Average people need jobs. Extraordinary people want them.
Mine is just a partial list. I would love to see yours. I'll be spending more time on this subject in an upcoming podcast...and will be happy to highlight your add-ons.
I've been ranting about this same subject for years...our industry doesn't perform so well when it comes to investing in the people who really make our business go...those on the front line. We notoriously pay just enough to keep warm bodies in positions which ironically get the most guest touches of anyone on the staff. I know leadership and experience are valuable and that some properties are exceptions. But, there is definitely an inequity in a good chunk of our industry. How much do you pay a front desk agent, a housekeeper, a steward? Do they particpate in an incentive plan, profit sharing or some other reward for performance program? We need to rethink our compensation models...for the most part they're broken, paying people for function vs. great service. If you pay people just enough to keep positions filled, it's likely you're going to receive performance that's "just good enough" to get by.
Spend more on people than anything else and show them you care...it works better that way.
Are you setting people up to win…or to fail?
If you’re in control of a property, department or shift, you need to think about this.
Are you fostering an environment of creativity, passion and energy? Do you really listen to people and thank them for their ideas? Do you give credit for mistakes? Do you care about their dreams…do you even know what they are?
Or, do you hope no one disturbs the flow of things? Do you wish people would just show-up, shut-up and “do their job”? Do you hope that everything just goes according to plan?
If you aren’t living and working in the first section, you are doing yourself, your staff and the organization a huge disservice. You are setting them up to fail.
You’re primary responsibility as a leader is to set people up to win. If you do that well, the rest of the plan has a chance.
I apologize in advance…this is a long one.
I’ve often proposed that you should employ “thinkers” to ensure your organization moves forward. While I stand behind that theory steadfast, I admit I’ve seen some disastrous situations unfold as a result of under trained or improperly placed individuals. Or, worse, great people were placed in stifling environments, eventually conditioned to keep their ideas to themselves. In either case, I’ve seen things go into the crapper just the same. So, what to do?
Stick with thinkers…and fix your approach.

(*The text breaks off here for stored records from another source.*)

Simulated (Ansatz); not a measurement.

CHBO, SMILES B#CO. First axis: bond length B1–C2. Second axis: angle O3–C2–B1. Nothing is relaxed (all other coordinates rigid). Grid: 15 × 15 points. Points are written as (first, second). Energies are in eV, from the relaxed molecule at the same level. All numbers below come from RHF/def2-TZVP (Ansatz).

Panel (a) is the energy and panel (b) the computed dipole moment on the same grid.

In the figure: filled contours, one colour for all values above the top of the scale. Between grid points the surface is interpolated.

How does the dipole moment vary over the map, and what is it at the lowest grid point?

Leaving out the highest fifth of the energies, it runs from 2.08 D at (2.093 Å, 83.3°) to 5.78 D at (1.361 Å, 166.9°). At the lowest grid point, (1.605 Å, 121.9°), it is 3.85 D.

There are two basic ways to go about doing business when you have employees:
The easiest and still the most common method (because there are so many models to duplicate) is to adopt “old school” command and control tactics and set-up a working environment perfectly designed to serve one cause…protect the company’s financial well being. Put a number of people in charge, hire a bunch of drones, create as many rules, SOP’s and procedures to be sure no one steps out of line and beat it in to employees to “do good for the company and we all win”. This may sound extreme and far fetched. Or, it may sound eerily familiar. How do you know? Your workplace is average, your product is average, your price is average, the guy sitting next to you is average. No one takes risks, no one argues or debates, no one puts forth crazy ideas. No hail mary’s, not even a reverse. No one is having any fun. Everyone does just enough to get by.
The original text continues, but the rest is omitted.